I may have to re-think this whole niceness thing.
And by re-think it, I mean it may have to be earned rather than freely given.
On Tuesday, I had volunteered for an actual shift at the Y in the child care room. The difference (to me) in offering to volunteer versus volunteer for a shift is simple. If I'm working an actual shift, I need to go in at a certain time and stay until a certain time. When I just volunteer, I show up and stay if they need me and leave when they don't.
I was supposed to work 4 - 8, but a friend of mine wanted to go to Zumba at a different Y that night. I told her that I'd try to get someone to take over that last hour for me, but I couldn't guarantee it.
Because I really, really wanted to go to Zumba as well, I offered a co-worker some money to work for me. I've heard her talking about how much she needs money lately and I thought it would be a win-win situation. She'd earn some extra money, I'd have my shift covered, and I'd get to go to Zumba. I guess in that way it was a win-win-win.
She wanted to think about it, which is understandable and agreed to do it at the last minute. I went to call my friend to tell her we were clear to Zumba, only to find out she had texted me earlier to cancel. She constantly cancels on me, so I wasn't surprised.
So then I wavered a bit about whether or not to go. My co-worker in all honesty obviously wanted the money but didn't really want to work that extra hour. By this point it was about 10 after 7, and I needed to book it if I was going to make it, so I asked her to make a final decision. She said she'd do it.
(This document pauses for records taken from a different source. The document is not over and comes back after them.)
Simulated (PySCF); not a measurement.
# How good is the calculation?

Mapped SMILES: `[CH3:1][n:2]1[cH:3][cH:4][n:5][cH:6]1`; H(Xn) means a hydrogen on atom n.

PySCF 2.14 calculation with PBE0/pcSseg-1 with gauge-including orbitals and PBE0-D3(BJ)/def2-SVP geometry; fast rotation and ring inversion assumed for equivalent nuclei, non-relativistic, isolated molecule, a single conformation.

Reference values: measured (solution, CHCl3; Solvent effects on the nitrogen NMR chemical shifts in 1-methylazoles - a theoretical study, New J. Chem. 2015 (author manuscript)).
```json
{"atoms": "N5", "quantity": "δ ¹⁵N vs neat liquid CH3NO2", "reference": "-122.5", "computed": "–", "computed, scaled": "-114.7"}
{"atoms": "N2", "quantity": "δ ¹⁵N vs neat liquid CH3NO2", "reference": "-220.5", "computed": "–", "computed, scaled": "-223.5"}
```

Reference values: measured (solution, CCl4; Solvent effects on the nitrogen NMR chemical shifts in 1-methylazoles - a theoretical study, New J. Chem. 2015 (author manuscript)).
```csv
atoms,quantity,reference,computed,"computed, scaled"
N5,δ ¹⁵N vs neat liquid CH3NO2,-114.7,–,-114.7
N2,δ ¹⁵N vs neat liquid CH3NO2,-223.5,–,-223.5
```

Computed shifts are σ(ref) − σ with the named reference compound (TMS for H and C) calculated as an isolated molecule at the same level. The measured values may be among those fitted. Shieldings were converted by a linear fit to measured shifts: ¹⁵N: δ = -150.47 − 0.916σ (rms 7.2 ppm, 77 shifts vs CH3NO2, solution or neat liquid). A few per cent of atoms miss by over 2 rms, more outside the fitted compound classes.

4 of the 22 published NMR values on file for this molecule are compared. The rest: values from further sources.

I left and booked it to Zumba.
The next morning, I went in to workout and to give her the money I owed her. The manager asked me about it because she heard me offer money to complete my shift the night before and I told her that yes, I'd offered the money and that my offer had been accepted. Her comment? I shouldn't feel obligated to pay her because she got paid for staying anyway.
Perhaps, but I offered and I was going to follow through. The co-worker heard this conversation and said she didn't want the money because we were friends and she didn't feel right about it. I asked if she was sure and offered again. Her reply? She didn't want to take my money and she didn't want to get in trouble.
Alrighty then. Works for me.
Today, I went to the Y to workout, as usual. The childcare center was busy, so I helped out for a bit before I worked out. When I finished my workout, Sara was helping decorate the Christmas tree in the lobby so we hung around for a little while longer.
When I got in my car, I checked my phone since I rarely take it into the Y with me. I had a voicemail and a text from the co-worker.
She asked me for the money and wanted me to put in her bank account for her because she'd written a check that was going to bounce if I didn't.
I took umbrage over this.
1) I don't want to know anything about her bank account, especially the account number. That's just foolish and asking for trouble.
2) I showed up, money in hand, and offered it to her. Twice. She said no. Twice. Whiskey Tango Foxtrot!
3) I am not, now or ever, going to run errands for her. I have plenty of my own stuff that's not getting done because of my volunteer commitments right now.
4) On general principle? Girrrrrrrl, please! Do not EVEN try to make me feel guilty because that's just going to backfire. I may be too nice sometimes, but I'm generally not too stupid.
5) Don't write checks your account can't cover and especially don't tell me you only have $124 in your bank account, agree to work for me for a specific amount of money, then refuse the money (twice!!), then call and ask for the money and sing me a sad little tune about the possibility of a bounced check if I don't go put money in your account for you. I pay way more attention than you obviously think I do.
Hello. Good morning and welcome to the Judgemental Show. I'll be your host today. Whee!
I went home and got Sara sent off to pre-K. During which, I thought and thought and thought about this. Then I called Robert and expressed my irritation over this whole ordeal. I do realize that I had quite the hand in creating this, so I'm just as much to blame as anyone else. Lesson learned.
So here's what I decided. I needed to go to the post office and do a few other things so I could easily swing by and leave the money for her at the Y. After all, I did offer her the money and was absolutely prepared to follow through. However, I'd be subtracting the $5 she borrowed from the amount I offered her because I'm pretty doggone sure I'll never get it back otherwise. And yes, she did ask for the whole amount. I'd then text her and let her know where (and how much) the money was and everything else was up to her.
I dropped off the money at the Y, went back to my car to text her, saw that she had phoned and left me another message. Since I hadn't listened to the first one yet, I listened to both of them.
To quote Julia Roberts in Pretty Woman..."Big mistake. Big. Huge."
Because...in listening to the messages, that's when I realized she wasn't asking me to go to the bank for her, she was EXPECTING it. By 4pm.
I wisely tried to busy myself because I was really, really, really irritated. After I ran a few errands, I texted her letting her know that I left her the money minus the five she already borrowed at the Y and that I wasn't comfortable having her bank account number, I wish she had just accepted the money the day before, and that I didn't have time to go to the bank for her today.
And that was as nice as I could manage to be about it.
She texted back a few minutes later, but there's no need to go there. This post is long enough already.